According to last year’s polls, opposition members won 28 of the 50 seats, giving them a parliamentary majority.
Kuwait’s Constitutional Court has ruled that last September’s parliamentary elections, in which the opposition won, were null and void and that the previous assembly should be reinstated.
The move on Sunday comes amid renewed friction between the elected parliament and the government and follows the reappointment this month of the country’s prime minister, whose government had resigned in January after a standoff with parliament.
Last year, Kuwait’s crown prince dissolved parliament and called early polls in a bid to end long-standing domestic political feuds that stood in the way of fiscal reform.

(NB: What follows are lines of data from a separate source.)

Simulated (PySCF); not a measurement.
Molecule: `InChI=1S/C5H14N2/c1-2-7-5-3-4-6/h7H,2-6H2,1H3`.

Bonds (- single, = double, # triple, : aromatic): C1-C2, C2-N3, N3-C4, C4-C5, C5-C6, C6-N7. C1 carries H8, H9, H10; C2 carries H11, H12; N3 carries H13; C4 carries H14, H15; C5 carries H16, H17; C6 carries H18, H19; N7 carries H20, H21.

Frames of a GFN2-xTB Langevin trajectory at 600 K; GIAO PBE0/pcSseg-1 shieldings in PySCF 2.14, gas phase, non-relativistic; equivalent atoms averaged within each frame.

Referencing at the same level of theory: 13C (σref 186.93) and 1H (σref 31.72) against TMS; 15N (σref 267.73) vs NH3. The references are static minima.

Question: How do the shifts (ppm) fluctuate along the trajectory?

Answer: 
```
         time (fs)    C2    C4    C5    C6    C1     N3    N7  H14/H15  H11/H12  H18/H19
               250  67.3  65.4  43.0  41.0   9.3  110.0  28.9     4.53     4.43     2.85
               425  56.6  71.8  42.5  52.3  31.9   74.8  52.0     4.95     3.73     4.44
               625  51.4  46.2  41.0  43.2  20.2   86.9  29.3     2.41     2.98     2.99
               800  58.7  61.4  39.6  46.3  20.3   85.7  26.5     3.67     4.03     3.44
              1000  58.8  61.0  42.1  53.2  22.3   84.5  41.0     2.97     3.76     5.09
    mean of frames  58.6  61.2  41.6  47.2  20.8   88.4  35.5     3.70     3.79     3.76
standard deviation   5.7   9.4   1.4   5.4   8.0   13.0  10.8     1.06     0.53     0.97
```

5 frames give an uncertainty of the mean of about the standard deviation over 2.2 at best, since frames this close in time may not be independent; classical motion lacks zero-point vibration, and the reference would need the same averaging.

In September’s polls – the most inclusive in a decade – opposition members won 28 out of 50 seats, giving them a parliamentary majority. The vote marked a victory for opposition members, many of whom had stayed out of elections for the past decade because of what they claimed was executive interference with parliament.
However, Justice Mohammad bin Naji said on Sunday that the court had annulled the dissolution of parliament and canceled September’s snap elections.
“The constitutional authority of the dissolved parliament will be restored from the date of this ruling,” he said at the court hearing attended by reporters.
‘Invalidity of the electoral process’
Lawyer Nawaf Al-Yassin said the ruling followed several electoral appeals.
“The appeals relate to the invalidity of the electoral process, the decrees declaring elections and the decree dissolving the previous National Assembly,” he told AFP news agency.
Kuwait, an OPEC oil producer, bans political parties but has given its legislature more clout than comparable bodies in other Gulf monarchies.
خطاب سمو ولي العهد في ٢٢-٦-٢٠٢٢ والنطق السامي لسموه في ١٨-١٠-٢٠٢٢ أكد وبوضوح بأن اجراءات الحل والانتخابات تمت وفق القوانين والاجراءات الدستورية وحكم المحكمة اليوم يثبت بأن جميعها كانت خاطئة لذلك يجب محاسبة من قام بإبداء الرأي القانوني .. الكويت لا تستحق هذه المهازل
— صالح أحمد عاشور (@SalehAshoor) March 19, 2023
Translation: In the speech of His Highness the Crown Prince on June 22, 2022 and of his spokesperson on October 18, 2022, it was clearly stated that the dissolution and elections were done in accordance with the law and constitutional procedures. Today’s court ruling shows that they were all wrong. Therefore, it is necessary to hold to account the person who gave the legal advice… Kuwait does not deserve such farces.
Frequent political bickering has often led to cabinet reshuffles and dissolution of parliament, hindering investment and reforms to reduce the country’s heavy dependence on oil revenues.
A legislator from the dissolved assembly, Abdullah Al-Turaiji, hailed the move as “correcting the government’s mistake in dealing with parliament”.
Political stability in Kuwait has traditionally depended on cooperation between the government and parliament.
While Kuwait’s leadership has responded to some opposition demands, including pardoning political dissidents, key reform proposals, such as a state debt bill, continue to run into legislative deadlock.